In your cmd start the server with:
python -m speechcraft.server
Note: The first time you start the server, it will download the models. This can take a while.
The Webservice is built with FastTaskAPI. In this regard, for each request it will create a task and return a job id. You can then check the status of the job and retrieve the result.
We recommend using fastSDK and FastTaskAPI as illustrated for easy file transfers.
Read the documentations of fastSDK, FastTaskAPI and media-toolkit to get the most out of the service and to familiarize yourself with the concepts.

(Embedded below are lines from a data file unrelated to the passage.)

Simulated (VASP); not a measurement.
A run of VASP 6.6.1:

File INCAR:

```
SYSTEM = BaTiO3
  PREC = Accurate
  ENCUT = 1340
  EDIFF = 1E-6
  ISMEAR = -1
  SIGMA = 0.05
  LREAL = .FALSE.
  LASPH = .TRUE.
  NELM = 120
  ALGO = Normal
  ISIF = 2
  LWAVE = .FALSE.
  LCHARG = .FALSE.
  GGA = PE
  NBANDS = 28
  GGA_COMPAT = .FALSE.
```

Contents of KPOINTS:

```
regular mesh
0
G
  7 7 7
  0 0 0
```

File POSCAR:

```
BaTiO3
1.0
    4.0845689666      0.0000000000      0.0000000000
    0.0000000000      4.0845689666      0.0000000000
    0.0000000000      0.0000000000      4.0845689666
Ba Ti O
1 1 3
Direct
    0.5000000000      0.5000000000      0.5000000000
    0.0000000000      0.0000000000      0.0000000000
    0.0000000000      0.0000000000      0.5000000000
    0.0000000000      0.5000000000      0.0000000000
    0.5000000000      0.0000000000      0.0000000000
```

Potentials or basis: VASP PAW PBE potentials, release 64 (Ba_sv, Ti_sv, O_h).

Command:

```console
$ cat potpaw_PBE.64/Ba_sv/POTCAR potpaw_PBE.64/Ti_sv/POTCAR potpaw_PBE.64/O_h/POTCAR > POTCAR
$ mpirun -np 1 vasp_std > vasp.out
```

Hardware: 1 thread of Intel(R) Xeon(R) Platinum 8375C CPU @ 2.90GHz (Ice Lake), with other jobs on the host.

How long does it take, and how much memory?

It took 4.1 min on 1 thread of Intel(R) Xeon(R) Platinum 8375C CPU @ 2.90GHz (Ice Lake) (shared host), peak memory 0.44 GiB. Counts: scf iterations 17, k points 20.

You can configure some settings via environment variables:
ENV Variable | Description |
---|---|
MODELS_DIR | Path to the folder where the models are stored. For example the inswapper and the GPEN models are downloaded and stored in this folder. |
EMBEDDINGS_DIR | Path to the folder where the face embeddings are stored. Stored faces can be reused by the api. |
ALLOW_EMBEDDING_SAVE_ON_SERVER | If set to True, the embeddings can be saved on the server. Consider to set it false to avoid memory overflow or in multi-user scenarios |
For more settings and how to deploy the service check-out FastTaskAPI. For example it allows you to deploy the service with Runpod out of the box.
The webservice provides enpdoints for the swap, add_face and enhance_face functionality. You can send requests to the endpoints with any http client, e.g. requests, httpx, curl, etc.
Using fastSDK is the most convenient way to interact with the webservice. You can find an implementation of an SDK generated for fastSDK in the socaity SDK documentation.
FastSDK is a python module that provides a convenient way to interact with the webservice. You can find an implementation of an SDK generated for fastSDK in the socaity SDK documentation.
from media_toolkit import AudioFile
# text2speech
response = httpx.post("http://localhost:8009/text2voice", params={ "text" : "please contribute", "voice": "en_speaker_3"})
# voice cloning
audio = AudioFile().from_file("myfile.wav")
request = httpx.post(
"http://localhost:8009/voice2embedding", params={ "voice_name" : "hermine"},
files={"audio": audio.to_httpx_send_able_tuple()}
)
# voice2voice
response = httpx.post(
"http://localhost:8009/voice2voice",
params={ "voice_name" : "hermine"},
files={"audio": audio.to_httpx_send_able_tuple()}
)
This example shows how to do it with plain python requests.
import requests
# text2speech synthesis
response = requests.post("http://localhost:8009/text2voice", params={ "text" : "please contribute", "voice": "en_speaker_3"})
# Speaker embedding creation
with open("myfile.wav", "rb") as f:
audio = f.read()
response = requests.post(
"http://localhost:8009/voice2embedding",
params={ "voice_name" : "my_new_speaker"},
files={"audio_file": audio}
)
# voice2voice
response = requests.post(
"http://localhost:8009/voice2voice",
params={ "voice_name" : "my_new_speaker"},
files={"audio_file": audio}
)
The response is a json that includes the job id and meta information. By sending then a request to the job endpoint you can check the status and progress of the job. If the job is finished, you will get the result, including the swapped image.
import requests
from media_toolkit import AudioFile
# check status of job
response = requests.get(f"http://localhost:8009/api/job/{job.json()['job_id']}")
# convert result to image file
audio = AudioFile().from_bytes(response.json()['result']))